In the timing chart shown in FIG. 6, the operation performed up to the time point t4 corresponds to the operation performed at Steps S1 and S2 of the flowchart shown in FIG. 5.
At the time point t4 at which the catching of the yarn end by the catching / guiding devices is completed and the sucking / catching member 33 is moved to the standby position, the unit controlling section 100 determines whether the yarn presence signal is received from the yarn monitoring device 40, and then determines whether the yarn end is successfully caught by the first catching / guiding device 30. As shown in FIG. 6, when the yarn presence signal is "Off" at the time point t4, the unit controlling section 100 determines that the yarn presence signal is not received, and then determines that the first catching / guiding device 30 has failed to catch the yarn end.
As shown in FIG. 6, even when the yarn presence signal is "Off" at the time point t4, the unit controlling section 100 outputs to the yarn joining device 38 a yarn joining performing signal that causes the yarn joining device 38 to perform the yarn joining. As a result, even when the sucking / catching member 33 of the first catching / guiding device 30 fails to catch the yarn end, a part of the yarn joining device 38 (in particular, a mechanical part) performs the yarn joining. However, because the yarn end from the yarn winding section 17 (package 22) is not guided to the yarn joining device 38, even when the yarn joining device 38 operates from the time point t4 onwards, at this stage, the yarn breakage does not get repaired, and the yarn presence signal does not change to "On" (the yarn presence signal is not received).
When the yarn presence signal is "Off" at the time point t4 and it is determined that the first catching / guiding device 30 has failed to catch the yarn end, the unit controlling section 100 stops the output of the shutter opening signal of the first catching / guiding device 30 after a predetermined time has elapsed from the time point t4.

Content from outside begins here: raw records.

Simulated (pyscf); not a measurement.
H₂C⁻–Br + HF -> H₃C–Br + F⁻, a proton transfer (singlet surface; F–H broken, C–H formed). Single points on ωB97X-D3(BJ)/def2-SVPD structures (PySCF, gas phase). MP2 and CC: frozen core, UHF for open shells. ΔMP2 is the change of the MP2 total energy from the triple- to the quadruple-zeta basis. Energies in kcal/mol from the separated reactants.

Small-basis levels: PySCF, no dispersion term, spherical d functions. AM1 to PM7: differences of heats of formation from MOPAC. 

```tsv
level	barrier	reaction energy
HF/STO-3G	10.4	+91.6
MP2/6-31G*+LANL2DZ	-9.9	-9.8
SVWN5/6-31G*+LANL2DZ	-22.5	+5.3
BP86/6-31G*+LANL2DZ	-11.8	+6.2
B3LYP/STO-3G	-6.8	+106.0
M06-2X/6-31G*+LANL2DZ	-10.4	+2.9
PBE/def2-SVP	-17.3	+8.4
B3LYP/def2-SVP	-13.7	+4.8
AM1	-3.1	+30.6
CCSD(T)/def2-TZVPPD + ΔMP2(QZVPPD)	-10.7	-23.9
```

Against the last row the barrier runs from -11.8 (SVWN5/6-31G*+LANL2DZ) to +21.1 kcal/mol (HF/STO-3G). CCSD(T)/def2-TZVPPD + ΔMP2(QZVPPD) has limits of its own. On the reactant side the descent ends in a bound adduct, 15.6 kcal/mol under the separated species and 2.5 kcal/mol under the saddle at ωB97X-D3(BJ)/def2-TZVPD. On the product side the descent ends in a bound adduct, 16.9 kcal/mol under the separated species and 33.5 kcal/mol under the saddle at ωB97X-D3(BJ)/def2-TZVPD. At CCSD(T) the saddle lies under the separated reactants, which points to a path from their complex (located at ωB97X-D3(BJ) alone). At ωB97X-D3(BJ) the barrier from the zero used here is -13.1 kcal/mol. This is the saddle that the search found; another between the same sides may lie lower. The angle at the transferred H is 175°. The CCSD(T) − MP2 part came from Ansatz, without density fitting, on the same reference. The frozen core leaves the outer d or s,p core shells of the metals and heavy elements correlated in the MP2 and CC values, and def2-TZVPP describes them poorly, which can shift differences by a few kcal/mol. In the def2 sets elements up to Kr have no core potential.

At a time point t5 at which the output of the shutter opening signal is stopped, the unit controlling section 100 outputs to the drum-driving controlling section 21a the drum winding rotation signal that causes the package 22 to rotate at the second rotational speed V2. Such a drum winding rotation signal is, for example, a signal that causes the drum-driving controlling section 21a to output a driving power required to rotate the package 22 at the second rotational speed V2. Alternatively, the drum winding rotation signal explained above can be a signal that causes the drum-driving controlling section 21a to output a driving voltage and / or current having a frequency that is closer to a frequency of the driving voltage and / or current that is output to the drum driving motor 21 when the package 22 is caused to rotate at the first rotational speed V1.
The drum-driving controlling section 21a, which received the drum winding rotation signal that rotates the package 22 at the second rotational speed V2, outputs the driving power that rotates the winding drum 20 at a rotational speed at which the yarn 14 can be wound onto the package 22 at a speed of 800 m/min or more. In other words, it is preferable that the second rotational speed V2 of the package 22 is a speed at which the yarn 14 can be wound at a speed of 800 m/min or more. The second rotational speed V2 can be changed by using the input interface 12b explained above. The second rotational speed V2 can be changed according to the type of the yarn, or according to the change in the diameter of the package 22 that is being wound. It is more preferable that the second rotational speed V2 is a speed at which the yarn 14 can be wound onto the package 22 at a speed of 1000 m/min or more, and it is most preferable that the second rotational speed V2 is a speed at which the yarn 14 can be wound onto the package 22 at a speed of 1300 m/min or more but less than 1500 m/min. In the present embodiment, the second rotational speed V2 is set to a speed at which the yarn 14 can be wound at a speed of 1400 m/min. Accordingly, the centrifugal force that is enough to separate the yarn end from the yarn winding section 17 (package 22) from the package 22 can be generated. As a result, the probability of the yarn end getting caught by the sucking / catching member 33 of the first catching / guiding device 30 can be increased.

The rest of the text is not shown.